Sunday, May 8, 2016

Anohni: Hopelessness ALBUM REVIEW


Anohni, formerly known as Antony of Antony and the Johnsons, is a singer-songwriter who has been making some of the most heartbreaking and emotional music you're liable to here for neary the past 15 years. Though her output has been pretty minimal (a few full length albums and just as many live albums) the music itself, at least the albums that I've heard all the way through have been incredibly beautiful works; all showing vulnerability, backed by some of the strongest pipes in the singer-songwriter world.

However, those albums were mostly piano led, or were accompanied by minimal instrumentation, and that's where this new album Hopelessness changes things up in a significant way. Sure, there's still piano. but it is now backed up by pulsating electronic basslines and the songs like "Watch Me" even have 'drops' of a sort, like the kind you'd find on a low-key EDM record. And this is all thanks to the production, which is handled by both Hudson Mohawke and Oneohtrix Point Never, both of whom have made a name for themselves in the modern electronic music landscape; the former specializing in banger beats, and the former opting for a lot more ethereal textures. However, on this record they both find themselves somewhere in the middle, and most of the tracks here are very low-key in their execution.

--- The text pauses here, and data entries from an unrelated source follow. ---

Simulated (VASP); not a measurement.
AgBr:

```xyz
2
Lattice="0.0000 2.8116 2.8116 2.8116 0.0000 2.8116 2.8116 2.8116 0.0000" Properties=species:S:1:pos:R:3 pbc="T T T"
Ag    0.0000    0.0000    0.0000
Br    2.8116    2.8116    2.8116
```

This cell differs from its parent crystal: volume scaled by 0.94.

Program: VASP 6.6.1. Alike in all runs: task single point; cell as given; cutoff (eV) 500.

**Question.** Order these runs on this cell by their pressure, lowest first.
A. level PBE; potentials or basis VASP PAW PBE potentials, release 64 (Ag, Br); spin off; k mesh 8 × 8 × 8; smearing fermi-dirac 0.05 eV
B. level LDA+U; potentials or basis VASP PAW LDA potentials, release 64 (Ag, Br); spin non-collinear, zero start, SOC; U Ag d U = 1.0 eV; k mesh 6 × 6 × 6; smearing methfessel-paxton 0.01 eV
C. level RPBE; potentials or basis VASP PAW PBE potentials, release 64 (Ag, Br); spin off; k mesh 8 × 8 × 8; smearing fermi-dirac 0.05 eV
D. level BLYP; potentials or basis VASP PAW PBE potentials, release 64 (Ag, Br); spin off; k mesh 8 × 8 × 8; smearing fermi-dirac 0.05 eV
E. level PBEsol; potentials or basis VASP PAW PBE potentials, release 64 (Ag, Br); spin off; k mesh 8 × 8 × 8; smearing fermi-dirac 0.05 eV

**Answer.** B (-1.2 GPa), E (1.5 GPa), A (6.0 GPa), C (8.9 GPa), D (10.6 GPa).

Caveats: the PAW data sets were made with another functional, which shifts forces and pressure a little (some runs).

Which is fitting, because it gives room for Anohni's gruesome lyrics about drone bombings and other wartime atrocities to spread out and consume the listener. In fact, there's a pretty big stipulation that I should probably get out of the way if you are at all interested in giving this album a listen: this is a political album. Sure, the songs can still be enjoyed without the context of what they're about being clear, but I feel like the album's finest moments come from how cutting they are in terms of the subjects being conveyed in the lyrics. Such is the case with the first track here "Drone Bomb Me" which finds Anohni singing from the perspective of a middle-eastern girl who has bean decimated by a bombing, and the lyrics of this song involve gory depictions of the after effects, but also conveys an almost perverse sense of relief: it is a chilling song indeed.

Other fantastic moments include the paranoid, yet somehow comforted passages of "Watch Me" and the barbed questioning on the late album cut "Crisis". All of these songs are not only captivating from a lyrical standpoint, but the music behind them is perfectly balanced and really help sell the emotion; though Anohni's voice can certainly do that all on its own. She just has such a resonant, yet delicate voice, and I simply can't get enough of it.

But, this album does stumble pretty hard in spots. In fact, I'd say nearly half of this album is inconsistent, or has elements that really detract from the overall experience. This all starts with the track "I Don't Love You Anymore" which is a heavy moment, but the instrumentation just feels too flat, and Anohni's voice is in such a weird spot in the mix, almost like it's hiding behind something. Then there's the track "Obama" which is a sharp political monologue of sorts, but the melody that Anohni is singing is just so formless, and the track around it feels just as shapeless. Then there's the track "Violent Men" which seems more like an experiment than an actual song.

But these problems don't keep me from enjoying the album overall, and I highly recommend this LP to anyone who is up for a dark, political album that handles its points of view with a steady hand, and has some strong songs to boot.